While waiting to get back on the boat, we saw two peregrine falcons and some specie of finch. For animal sightings, birds can always be counted on but there were a lot of small lizards and crabs on the island as well. Once back on the boat there were about four good sized Green Sea Turtles that were hanging around our boat since our guide was tossing watermelon rinds to them. So that was a beautiful sight.
We then went over to the snorkeling area (still with no lunch) and our guide mentioned that there were two snorkeling areas on the island so I assumed we were going to both, but I was wrong.
We got equipped with a mask and snorkel and jumped into the water with visibility of about 15-20 feet so not that good. But it was the first time I had been in water with coral in four years so I almost cried I was so happy. I saw some good healthy looking coral, sergeant major fish, angelfish, a few other species of fish I was familiar with and then a good sized pufferfish. After about 15 minutes I was getting really hungry so I figured I'd eat my sandwich and then just get back in the water. But after we got out of the water for our sandwich we found out the trip was over and we were not going snorkeling again. So overall the Isla de la Plata tour was kind of lackluster but still glad I did it.
On another day in Puerto Lopez, myself, Erik and Aleah got on a bus to take us to Los Frailes Beach in Machalilla National Park. We were on a bus for about 15 minutes that cost $1.50 and we arrived to the entrance where we were told it was about a two hour walk to the beach. So we walked. The park is comprised of different ecosystems but to get to Los Frailes you walk through desert coast. Since it was dry season all the trees looked dead but they weren't. Along the way to the beach are a few miradores (viewpoints) where you can see frigate birds and views of a closeby bay. Also along the way are two beaches but neither are good for swimming due to high amounts of a chemical that is not good for your skin and the other beach has high swells. So you have to keep going and wait for Los Frailes. After about an hour or so we made it to the beach and saw maybe about a dozen other people there, so not crowded at all. It was an overcast day so not many beach goers. But we still went swimming and hung out for a bit.

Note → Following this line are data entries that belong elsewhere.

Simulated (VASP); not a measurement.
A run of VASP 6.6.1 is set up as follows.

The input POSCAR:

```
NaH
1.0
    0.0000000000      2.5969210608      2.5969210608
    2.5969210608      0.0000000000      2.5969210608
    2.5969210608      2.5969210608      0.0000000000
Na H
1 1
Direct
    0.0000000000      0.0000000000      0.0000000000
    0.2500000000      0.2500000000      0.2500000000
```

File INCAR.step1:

We walked back along the road to the entrance and were able to hitchhike to Agua Blanca, which is another part of Machalilla but more inland. We got to the entrance and paid the $5 entrance fee. The guy at the entrance called a truck over and asked the driver to take us to the community since it was quite far to walk. Aleah and I rode up front and Erik was in the back with a tied up pig (still alive) and two dead chickens, always an adventure down here. After driving for about 15 minutes the driver drops us off and we saw a sign for the museum and sulfurous lagoon. First we visited the museum, which was small, but the guy working there was very informative and descriptive when talking about the artifacts and history. After he walked us to the lagoon. Erik had no desire to spread mud on himself or go in the water but Aleah made him go in the small lagoon at least. There were three local boys swimming at the same time and then just us. Every day a local man dives down to the bottom of the lagoon (which is about 12 ft deep) and collects goopy grey colored mud for people to use on their skin. So naturally Aleah and I covered just about our entire bodies with the mud but before we gave each other "beautiful" mud masks.
By this time it was getting colder since the sun had disappeared and we needed to figure out how to get out of Agua Blanca and back to Puerto Lopez. But before we left the lagoon I noticed a sign that said coco helado, so I assumed coconut ice cream. So I ordered one and was given a big coconut from the freezer and I straw. So found out it was just cold coconut water and then after the lady cut the coconut open and put all the meat in a bag to go for me. We walked back to the museum and asked how to get back to the entrance. We found a guy who had a motorbike contraption that could seat three people so he drove us to the entrance. Once back at the entrance we were on the side of the highway and were able to hitchhike back to Puerto Lopez for $5. We had our time in Puerto Lopez and are ready to move on to Montanita. I am way behind in blogs but I'll be writing about Montanita and Guayaquil within the next couple of days.